Parol evidence was properly received by the District Judge, to correct a mistake in the date of the tax receipt produced by the defendants.

The demand in reconvention was not necessarily connected with and incidental to the main action.

It is, therefore, ordered, that the judgment be affirmed, with costs.






Dissenting Opinion

Buchanan, J.,

dissenting. On the 7th February, 1850, an Act of the Legislature was passed, entitled: “An Act to authorize the several municipalities of the city of New Orleans to levy taxes upon capital.”

This Act commences by a preamble, in which it is stated that doubts have arisen whether the several municipalities of the city of New Orleans had the power'to tax the capital employed in commerce, and that it is essential to the interests of those municipalities, that all doubts upon the subject should be promptly removed.

The first section empowers each of the municipalities to levy taxes on capital within its limits.

The second section provides as follows : “ That each of the municipalities of said city shall be and is hereby empowered to levy a tax on capital on the assessment roll for the year one thousand eight hundred and forty-eight, and a tax on capital on the assessment roll for the year one thousand eight hundred and forty-nine ; provided, that the taxes on capital on the said assessment rolls, shall not exceed the amounts .already imposed by existing ofdinances of the said municipalities.

This suit is brought against the defendants, for a tax of one per cent, upon an assessed capital of twenty thousand dollars for the year 1849, imposed by *747an ordinance of Municipality No. One, approved the 19th of March, 1851, and : which ordinance purports to have been made in conformity with the Act of the Legislature above quoted. Plaintiff has also given in evidenee an ordinance of the municipality, approved 8th June, 1849, imposing a lax on capital of one per cent, for the year 1849.

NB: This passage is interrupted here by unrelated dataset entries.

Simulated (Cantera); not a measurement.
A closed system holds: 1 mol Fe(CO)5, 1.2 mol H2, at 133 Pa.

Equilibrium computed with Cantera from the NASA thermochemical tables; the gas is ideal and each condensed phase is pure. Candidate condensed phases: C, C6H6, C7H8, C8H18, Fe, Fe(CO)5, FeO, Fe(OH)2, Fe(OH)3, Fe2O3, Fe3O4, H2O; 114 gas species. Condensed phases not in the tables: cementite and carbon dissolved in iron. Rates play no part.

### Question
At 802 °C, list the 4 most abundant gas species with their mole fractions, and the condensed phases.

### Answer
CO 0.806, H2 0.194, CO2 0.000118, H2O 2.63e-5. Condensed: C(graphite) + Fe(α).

The suit is defended principally upon the ground of the illegality of the municipal tax in question, and the unconstitutionality of the legislation by which it has been sought to be legalized.

The preamble of the Act of 7th February, 1850, declares its object to be, the removal of doubts upon a point of law. So far as the future was concerned, this was strictly within the constitutional attributes of the Legislature, it being the prerogative and peculiar duty of that branch of the government, to make the law; and, consequently, its dictates, when duly promulgated, fix the law from the moment of such promulgation, so far as they do not interfere with vested rights, or impair the obligation of contracts previously made. But the power, of expounding the law, which includes the great and' responsible duty of declaring whether the legislative assemblies, State and municipal, have transcended in their past action, the limits of their powers, as defined by the Constitution and the laws, — this belongs to the judiciary alone. The first article of the State Constitution of 1845, (in force in 1850,), declares, that the powers of government shall be divided into three distinct departments — the legislative, the executive, and the judicial; and each of them shall be confided to a separate body of magistracy. And the second article says “ No.one of these departments, nor any person holding office in one of them, shall exercise power properly belonging to either of the others,,except in the instances expressly directed or permitted by the Constitution itself..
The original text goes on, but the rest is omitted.